It's nothing to do with lack of space to sell things, it's just people wanting to have their time spent providing others with goods to be worthwhile.I'm not sure how this proves at all that it's more people trying to flip things than original sellers setting prices. There's no way of knowing whether someone is the selling something farmed it originally or is someone who bought it from someone else. Besides, flippers don't buy things to try and raise the price on them, which would more likely than not be a waste of gold. Flippers buy things at a low price and then relist it for the average. They aren't setting the cost, they're following it.DarrowLykos wrote: »I love how people think they can dictate how much someone's time is worth to them. When they themselves are not willing to put the time in to get these items themselves. Instant gratification right? You are paying for the time it takes to get these items. Most of which takes a great deal of time.
Some of that is true. However, I would argue that much if not most of the general inflation comes from re-sellers and not the players doing the farming. See below for example (which is not rare - there is way more nirn listed by resellers than nirn that is being sold by the player who farmed it):
There's something else to consider as well. People see things priced at really high costs and automatically think those people are being greedy, but people also need to realize a simply truth; not everyone on PC uses addons. Those who price well above the average might just be people making a guess at what something is worth, if they happen upon it while playing. People often use their guild stores as a way of just dumping stuff they don't want or need, so they don't need to use pricing addons.

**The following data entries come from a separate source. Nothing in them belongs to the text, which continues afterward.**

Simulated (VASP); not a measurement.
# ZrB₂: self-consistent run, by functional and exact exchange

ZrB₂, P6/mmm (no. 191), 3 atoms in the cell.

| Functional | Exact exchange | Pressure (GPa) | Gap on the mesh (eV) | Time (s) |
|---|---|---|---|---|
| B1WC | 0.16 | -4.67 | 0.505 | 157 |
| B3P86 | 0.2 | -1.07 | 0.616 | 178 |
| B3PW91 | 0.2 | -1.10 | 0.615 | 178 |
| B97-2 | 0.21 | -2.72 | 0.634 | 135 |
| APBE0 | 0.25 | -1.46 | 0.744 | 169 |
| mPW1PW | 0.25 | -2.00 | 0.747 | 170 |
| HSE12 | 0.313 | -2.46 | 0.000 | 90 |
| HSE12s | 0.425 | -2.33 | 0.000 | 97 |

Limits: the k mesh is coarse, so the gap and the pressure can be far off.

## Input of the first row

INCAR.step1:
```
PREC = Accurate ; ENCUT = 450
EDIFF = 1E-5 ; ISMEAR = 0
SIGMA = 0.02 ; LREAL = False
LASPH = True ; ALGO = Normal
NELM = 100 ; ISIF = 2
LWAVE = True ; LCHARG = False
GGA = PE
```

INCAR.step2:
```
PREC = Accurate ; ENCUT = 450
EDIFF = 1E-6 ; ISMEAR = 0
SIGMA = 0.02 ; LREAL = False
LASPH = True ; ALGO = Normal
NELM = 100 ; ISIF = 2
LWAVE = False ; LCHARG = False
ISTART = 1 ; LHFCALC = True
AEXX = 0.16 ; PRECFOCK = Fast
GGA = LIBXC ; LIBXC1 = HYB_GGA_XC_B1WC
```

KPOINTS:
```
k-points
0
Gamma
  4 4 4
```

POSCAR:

starkerealm wrote: »kringled_1 wrote: »starkerealm wrote: »@trackdemon5512, I know we've talked about this before, but @code65536 is 100% correct here. It's not about market tracking, it's about Lazy Writ Crafter's ability to accelerate gold generation.
I am not as sure of that as you and code. One of the areas that has experienced high inflation and often the most complained about, is gold upgrade materials. However, people who do a lot of craft writs generate a lot of those same materials, usually enough to comfortably sell excess. If this were the primary source for additional gold income into the PC environment, then presumably the gold upgrade mat market would have much more supply than on other platforms and counter.
This one's actually pretty easy to articulate.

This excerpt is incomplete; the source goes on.